Posted by Indrani Das
We have switched aircraft and locations for this phase of the IceBridge Mission. The first month of the mission we flew a large DC-8 aircraft and were based in the U.S. Air Force base in Thule in the Northwest section of Greenland. The aircraft and location were a good match for surveying Arctic sea ice during the time of year when it is expected to be at its largest extent.
As we move into the spring season in the Arctic it is time to change the focus to the second phase of the Arctic campaign, the changing glaciers. We will be flying over outlet glaciers using a smaller P3 aircraft, measuring changes in acceleration and elevation. We will operate from Kangerdlussuaq, further South of Thule on the West side of Greenland.

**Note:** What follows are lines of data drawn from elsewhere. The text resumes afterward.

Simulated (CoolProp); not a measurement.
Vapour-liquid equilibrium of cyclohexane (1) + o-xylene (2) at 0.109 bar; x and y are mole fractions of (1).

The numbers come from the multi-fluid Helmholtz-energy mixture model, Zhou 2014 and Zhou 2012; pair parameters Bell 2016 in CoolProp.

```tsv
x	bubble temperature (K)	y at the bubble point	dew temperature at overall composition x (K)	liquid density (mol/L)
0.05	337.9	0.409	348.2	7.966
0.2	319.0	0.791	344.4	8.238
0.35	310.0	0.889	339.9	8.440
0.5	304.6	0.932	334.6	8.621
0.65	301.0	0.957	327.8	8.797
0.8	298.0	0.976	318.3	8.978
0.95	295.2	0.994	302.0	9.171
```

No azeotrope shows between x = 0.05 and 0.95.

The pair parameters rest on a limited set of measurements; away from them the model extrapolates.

Three of the glaciers we will focus on have been changing quickly – Helheim, in East Greenland, and Jacobshaven and Kangerdlussuaq in Southwest Greenland – but we will be measuring and assessing many other glaciers as well. Flying over these outlet glaciers can be a bumpy flight with lots of maneuvering. To add another element of challenge we must navigate around the volcanic ash from Iceland’s Eyjafjallajokull volcano as we fly since it has recently shifted into our airspace.
It is incredible to see the calving faces of these remarkable outlet glaciers; their size is immense. These unstoppable glaciers are so large that as they slip and slide over their beds they generate seismic waves and cause glacial earthquakes as they move; all of which can be recorded by a seismometer. As the ice retreats, the glaciers leave behind carved landscapes. One of the glaciers we flew over today is the Midgard glacier on the east coast of Greenland.
This is my favorite picture of the Midgard glacier where one can see the extent of the glacier in the last ice age from the coloration change. You can really see how much the glacier has retreated since that time. I heard on the plane that the Midgard glacier was discovered serendipitously by someone flying near it and taking a wrong turn. The views of this glacier are amazing. It appears that one of its tributaries is surging. Surges are brief periods of rapid ice movement often causing deep crevassing or cracking on the surface of the glacier. Surging can be the result of slipping at the base of the glacier causing it to suddenly quicken. Water from surface melt ponds emptying in melt tubes and reaching the base of these glaciers can be the cause of this slipping.
The changes in the Arctic, and in Greenland’s ice sheet, attracts a lot of science researchers. Whenever possible the IceBridge mission tries to provide overflight data collection for other research missions that are in the area. Recently we provided overflight for the European CryoSat-2, and today we passed over a ground team completing an overland traverse collecting snow and ice core data. The overflight data we collect can be used to validate/calibrate their location information. The DSM camera on board the P3 captured images of the team snow mobiles, snow probes and snow pits as the team went about their work. With the intense focus placed on Arctic through IceBridge and this mission we hope to develop a more robust understanding of not only the processes taking place, but the factors that are contributing to the changes in order to improve our climate models.
Featured image: Image of surging tributary of the Midard glacier showing the heavy crevassing in the ice stream.
In body of text: This image of Midgard glacier shows the extent of glacial ice in the last ice age. Credit Indrani Das
Indrani Das is a physicist and atmospheric scientist who has spent the last two years in Alaska studying ice mass loss in the Alaskan glaciers. One area of her study was the Alaskan Wrangell Mountains where she notes the loss of ice mass almost doubled from 2000-2007 when compared to the prior 50 years. She recently moved to New York and jumps at any chance to spend time doing field work and enjoy the beauty of the Arctic glaciers.